11.2.11 | ”There’s no place like home”– while Dorothy immortalized those words in the Wizard of Oz, they’re taking on new meaning in this recession. We’re staying put. Even young adults, the most highly mobile age group, is feeling stuck. As a recent CNBC article reports:
Among young adults 25 to 29… moves fell to 24.1 percent from 25.9 percent in the previous year. Longer-distance moves, typically for those seeking new careers in other regions of the country, remained largely flat at 3.4 percent. The biggest drop-off occurred in local moves, down to 15.4 percent from 17.7 percent in 2010, a sign that young adults in the prolonged slump weren’t even willing to venture outside their counties, continuing instead to live with relatives or on college campuses.
Demographer William Frey at the Brookings Institution adds some insights to the mobility numbers, finding that those who do move are heading in new directions:
To the extent they are moving at all, young adults are headed to metro areas which are known to have a certain vibe—college towns, high-tech centers, and so-called “cool cities.”
Comparing trends from the economic heyday of 2005-2007 with the doldrums of 2008-2010, Frey finds that young adults (age 25-34) are following the jobs and the hipsters. In the boom years, the hot spots drawing young adults were “bubble economy” cities: Riverside, Phoenix, and Atlanta, Frey finds. Today, those cities have dropped far down on the list, each barely gaining any young adults in 2008-2010. They were replaced, in order of net gains, by Denver, Houston, Dallas, Seattle, Austin, Washington DC, and Portland. The first three and DC have rebounded from the recession fairly well, and Austin and Portland are, well, just cool. Minneapolis is close behind. As recent Minneapolitan Lacy Dunham, 29, told the Star-Tribune,
“It just came down to Minneapolis having a really good reputation for all the things that were important to us,” she said: bike-friendly, gay-friendly and outdoorsy. She also likes the city’s laid-back attitude.

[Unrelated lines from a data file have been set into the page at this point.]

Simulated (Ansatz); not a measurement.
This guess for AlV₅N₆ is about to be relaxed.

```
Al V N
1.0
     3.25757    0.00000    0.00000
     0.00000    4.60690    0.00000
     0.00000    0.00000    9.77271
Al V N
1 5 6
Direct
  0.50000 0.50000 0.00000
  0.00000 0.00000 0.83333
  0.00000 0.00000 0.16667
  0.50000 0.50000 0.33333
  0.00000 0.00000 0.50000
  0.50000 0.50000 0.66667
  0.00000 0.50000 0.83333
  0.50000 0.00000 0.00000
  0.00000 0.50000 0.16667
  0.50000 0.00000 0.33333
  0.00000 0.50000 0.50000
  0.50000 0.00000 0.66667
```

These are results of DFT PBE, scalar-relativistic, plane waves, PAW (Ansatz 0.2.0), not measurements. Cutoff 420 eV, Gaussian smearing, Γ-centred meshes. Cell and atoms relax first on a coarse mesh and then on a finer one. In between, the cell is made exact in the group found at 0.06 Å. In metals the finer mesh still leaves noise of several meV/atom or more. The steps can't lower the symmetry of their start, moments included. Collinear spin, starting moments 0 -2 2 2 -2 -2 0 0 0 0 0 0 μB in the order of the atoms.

Lacy’s list might as well have come straight off the pages of Richard Florida’s book, “The Rise of the Creative Class” (in a creative twist, he’s currently crowd-sourcing the new cover for the spring reissue). Florida was the first to identify the importance of traits like bike- and gay-friendly as draws for the creative class, whose smarts, creativity, and money would, he argued, be major drivers of development. Cities have been clamoring ever since to achieve that je ne sais quoi that attracts the right mix of creative sorts.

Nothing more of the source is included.